Caged (1949, USA)
The title makes it sound like a precursor to the 1970s’ women-in-prison exploitation movies, but this is a fair dinkum Academy Award-nominated film about a woman in prison. You know it’s set in a different era when, in the opening scene, new receptions are being unloaded from the van and they’re wearing hats, gloves and carrying handbags. Fascinatingly, there are no African-American or Hispanic prisoners, either, anywhere in the prison.
But the main theme is modern enough: does prison corrupt? Eleanor Parker at 27 plays 19-year-old first-timer Marie Allen, serving 1 to 15 for armed robbery, widowed and pregnant. Allen is pretty, sweet, naïve and terribly out of place. The superintendent is a sympathetic, progressive woman but Allen’s world is ruled by Matron Harper (Hope Emerson) – a physically powerful, vindictive, corrupt woman with connections in high places who are able to prevent her from being sacked.
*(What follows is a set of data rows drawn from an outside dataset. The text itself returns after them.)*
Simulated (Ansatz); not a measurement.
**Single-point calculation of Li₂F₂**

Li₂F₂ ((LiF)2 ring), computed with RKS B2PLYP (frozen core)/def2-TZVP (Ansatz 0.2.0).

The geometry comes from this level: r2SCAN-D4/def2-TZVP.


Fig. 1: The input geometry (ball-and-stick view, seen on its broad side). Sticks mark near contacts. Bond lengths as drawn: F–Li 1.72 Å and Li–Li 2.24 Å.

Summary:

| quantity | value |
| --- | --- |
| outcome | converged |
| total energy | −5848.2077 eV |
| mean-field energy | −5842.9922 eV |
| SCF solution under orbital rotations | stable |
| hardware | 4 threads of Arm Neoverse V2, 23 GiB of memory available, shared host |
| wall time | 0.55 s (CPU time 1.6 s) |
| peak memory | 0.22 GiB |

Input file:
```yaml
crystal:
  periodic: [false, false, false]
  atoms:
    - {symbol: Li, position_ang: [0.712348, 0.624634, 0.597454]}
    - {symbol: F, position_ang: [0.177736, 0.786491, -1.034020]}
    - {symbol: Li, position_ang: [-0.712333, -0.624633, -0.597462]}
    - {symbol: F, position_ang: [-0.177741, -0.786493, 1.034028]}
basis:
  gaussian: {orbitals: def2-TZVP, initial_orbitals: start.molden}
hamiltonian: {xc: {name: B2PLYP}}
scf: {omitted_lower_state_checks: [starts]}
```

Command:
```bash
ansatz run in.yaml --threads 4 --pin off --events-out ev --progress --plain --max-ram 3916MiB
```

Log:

Allen steadfastly refuses to be dragged into the criminal world of most of the other women, but then suffers a series of setbacks – her baby is adopted out because her mother refuses to care for it, she gets knocked back at her first parole hearing because she has neither job nor accommodation lined up, and then she is punished for smuggling a kitten into her dorm. Worse still, the Matron shaves her hair off. She then hardens up, agrees to work for gangsters once outside (with the bogus job they offer sufficient to satisfy the Parole Board), and arguably commits herself to a life of crime.
It is so dated there is plenty of unintentional humour in the action and the accompanying publicity, which gives it a bit of a classic cult feel.
Posted on May 16th, 2009 at 6:23 pm. Updated on August 21st, 2009 at 6:44 pm.